IF YOU DO NOT AGREE TO THIS AGREEMENT, OR IF YOU DO NOT HAVE THE REQUISITE AUTHORITY OR CAPACITY TO ENTER INTO THEM, DO NOT CLICK THE “ACCEPT” BUTTON OR CHECK ANY BOX TO ACCEPT THIS AGREEMENT, AND YOU MUST NOT ACCESS, OR USE THE SERVICES. YOU ACKNOWLEDGE AND AGREE THAT DOWNLOADING, ACCESSING OR USING ANY PORTION OF THE SERVICES IN ANY MANNER CONSTITUTES YOUR ACCEPTANCE OF THIS AGREEMENT IN THEIR ENTIRETY.
ARBITRATION NOTICE FOR USERS IN THE UNITED STATES: THIS AGREEMENT CONTAINS AN ARBITRATION CLAUSE IN WHICH YOU AND THE COMPANY AGREE THAT DISPUTES BETWEEN US WILL BE RESOLVED BY MANDATORY BINDING ARBITRATION.
1.1 Nature of Services.
The Company provides managed services including, onboarding, data migration, integration, revenue operations enhancements, sales and marketing operations, inbound marketing, and search engine optimization, all with relation to HubSpot, and as reflected in an Order Form or Statement of Work (the “Services”).

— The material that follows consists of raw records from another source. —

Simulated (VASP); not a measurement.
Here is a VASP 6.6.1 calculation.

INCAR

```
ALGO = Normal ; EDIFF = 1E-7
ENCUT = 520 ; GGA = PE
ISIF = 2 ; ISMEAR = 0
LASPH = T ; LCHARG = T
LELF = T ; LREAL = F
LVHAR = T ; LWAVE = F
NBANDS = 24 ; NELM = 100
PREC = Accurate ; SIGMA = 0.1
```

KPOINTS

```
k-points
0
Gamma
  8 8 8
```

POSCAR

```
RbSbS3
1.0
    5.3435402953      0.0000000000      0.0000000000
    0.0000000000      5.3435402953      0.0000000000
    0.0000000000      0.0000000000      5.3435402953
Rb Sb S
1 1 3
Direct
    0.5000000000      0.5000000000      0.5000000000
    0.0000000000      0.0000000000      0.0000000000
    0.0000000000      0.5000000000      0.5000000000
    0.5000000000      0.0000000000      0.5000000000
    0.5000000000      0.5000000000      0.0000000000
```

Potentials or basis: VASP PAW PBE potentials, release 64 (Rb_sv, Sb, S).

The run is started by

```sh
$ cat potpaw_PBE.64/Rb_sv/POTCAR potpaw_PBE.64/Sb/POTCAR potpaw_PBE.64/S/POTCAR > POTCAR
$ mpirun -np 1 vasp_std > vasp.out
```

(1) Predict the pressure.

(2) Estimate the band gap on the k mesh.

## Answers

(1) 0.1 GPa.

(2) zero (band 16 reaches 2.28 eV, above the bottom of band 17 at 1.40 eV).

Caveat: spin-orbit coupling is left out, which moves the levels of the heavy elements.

1.2 Order Forms and Statements of Work.
Company shall provide to Customer the Services set out in one or more order form (each, and “Order Form”) and/or one or more statements of work (each, a “Statement of Work”), agreed by and between the Customer and the Company. Each Order Form or Statement of Work shall describe the Services with such reasonable detail as the Parties may determine to be necessary and appropriate, with such details to include (but not be limited to), as applicable: description of Services, expected deliverables, anticipated timeframes, and associated fees.
1.3 Third-Party Licenses.
The Services may include, incorporate, utilize or work with other software, tools, applications, content, data or other materials, including related documentation, that are owned by persons other than the Company and that are provided to Customer on license terms that are in addition to and/or different from those contained in this Agreement, including but not limited to HubSpot’s license terms (“Third-Party Licenses”). Customer agrees to be bound by and shall comply with all Third-Party Licenses. Any breach by the Customer or any of its authorized users of any Third-Party License shall be considered a breach of this Agreement as well.
2. Company Obligations.
Promptly following the effective date of an Order Form or Statement of Work and in accordance with the terms of this Agreement, the Company shall perform Services set forth in each Order Form or Statement of Work.
3. Customer Obligations.
3.1 Customer Resources and Cooperation.
The Customer will, in accordance with any Order Form or Statement of Work issued hereunder:
- provide the Customer Materials and all such other resources as may be necessary to provide the Services;
- participate in meetings (scheduled with at least two (2) business days advance notice) to review and discuss the Services, Deliverables, and such other matters as may be relevant to this Agreement; and
- provide reasonable cooperation and assistance that the Company may reasonably request, to enable the Company to provide the Services and otherwise perform its obligations under this Agreement.
3.2 Customer Delays.
This Agreement contemplates that each Statement of Work may provide estimated start dates, estimated completion dates, and, if applicable, milestone dates for providing Services (and Deliverables, as applicable). As used in this Agreement, a “Customer Delay” means any action or inaction by Customer or its officers, employees, or agents, that causes Company to delay providing Services or tendering Deliverables to Customer or to otherwise deviate from the delivery schedule or completion date set forth in a Statement of Work. In the event of any Customer Delay or failure by the Customer to comply with Section 3.1 above, the Company may, by written notice to the Customer, suspend the Services until it receives the information or materials reasonably required for it to continue with the Services. Customer acknowledges and agrees that Customer Delays may result in additional costs and expenses for Company, and that Customer shall be responsible for the payment of all such additional costs and expenses that result from Customer Delays.
3.3 Compliance and Security.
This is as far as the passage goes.